Photograph courtesy of and text adapted from lostcityexplorers.net
Holliday Hydro (IN)The Holliday Dam and Hydro project in Hamilton County, Indiana, was placed on the National Historical Register in 1995. It was found significant for its innovative generating equipment, its architecturally distinctive powerhouse, and its role in the history of electric power in Indiana. Built from 1922-1927 on the West Fork of the White River, this is the only known example of its type of generating facility still in existence in the Midwest. It has two Leffel Z Francis turbines with General Electric generators. These are considered the first modern Francis type turbines, with 90% efficiency. In addition, the Holliday powerhouse in the French Chateau style was noted for its architectural significance. [Technical data from Norway and Oakdale Hydroelectric Project (FERC Project Nos UL00-2 & UL00-1) Appendix E4-1: Historic Resources Report, prepared for Northern Indiana Public Service Co by Historic Certification Consultants, 2003.]
Photograph courtesy of Noblesville Preservation Alliance Inc
Ottawa Street (MI)
Ottawa Street Power Station on the Grand River was the first full-scale central plant for Lansing Board of Water & Light. It was designed by Ralph C Roe and Allen Burns of the firm of Burns and Roe. The architectural design was by Edwyn A Bowd of Bowd and Munson. Construction began in 1937 and, due to material shortages caused by the outbreak of the Second World War, completed in two phases. The first phase, which consisted of the southern half of the building, was completed in 1939. The second phase was completed in 1946. In total, the project cost $4mn, all of it from ratepayers. Three 25-MW generating units were installed using B&W boilers and Allis Chalmers T/G sets.

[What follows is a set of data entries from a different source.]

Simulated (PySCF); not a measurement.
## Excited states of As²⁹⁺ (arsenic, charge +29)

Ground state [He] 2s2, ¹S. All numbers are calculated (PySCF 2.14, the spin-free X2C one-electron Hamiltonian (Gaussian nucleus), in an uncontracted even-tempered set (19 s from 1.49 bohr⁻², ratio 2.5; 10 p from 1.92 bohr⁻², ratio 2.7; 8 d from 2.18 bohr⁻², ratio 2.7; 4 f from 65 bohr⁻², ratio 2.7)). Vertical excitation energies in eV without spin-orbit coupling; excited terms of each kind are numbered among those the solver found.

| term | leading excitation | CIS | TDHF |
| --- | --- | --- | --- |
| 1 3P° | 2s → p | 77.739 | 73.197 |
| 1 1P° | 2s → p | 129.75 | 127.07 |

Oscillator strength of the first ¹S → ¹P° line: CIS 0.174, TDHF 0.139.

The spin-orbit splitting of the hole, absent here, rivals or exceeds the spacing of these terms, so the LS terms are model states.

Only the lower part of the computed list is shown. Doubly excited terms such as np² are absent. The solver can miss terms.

The 176ft Art Deco, step-back structure sits on a polished black granite base, with an intricate exterior design of multicolor brick. The design symbolizes the combustion of coal, and graduates from dark purple at the base through reds and orange in the middle, to light yellow at the top, alternating with bands of limestone. The building has limestone parapets and trim. The Ottawa Street station was praised for its engineering and architecture in trade publications of the day, and immediately became the city's preeminent Art Deco landmark. The original design had hidden stacks, the single central stack was added in 1954. The plant operated regulary through the 1970s, was gradually moved to intermediate service, and was finally decommissioned for power production in 1992, although it ran for a time as a central chllling plant from 2001.
Photograph courtesy of American Institute of Steel Construction
Ottawa Street Rebuild (MI)
After a number of reuse proposals fell though for the Ottawa Street PS, Accident Fund Insurance Co of America announced in fall 2007 that it would convert the plant into its world corporate headquarters. The prime contractor was The Christman Company, which had also worked on the foundations and basework on the original plant. In addition to overhauling the power plant building, a new office building was added on the 7ac site. The $200mn project completed in Mar 2011 and received national recognition in the 2011 Innovative Design in Engineering and Architecture with Structural Steel awards program (IDEAS2). Members of the project team included The Christman Company, architect of record HOK, architect Quinn Evans Architect, structural engineer of record ARUP, construction engineer Ruby + Associates, Inc, and steel detailer, fabricator, and erector Douglas Steel Fabricating Corp.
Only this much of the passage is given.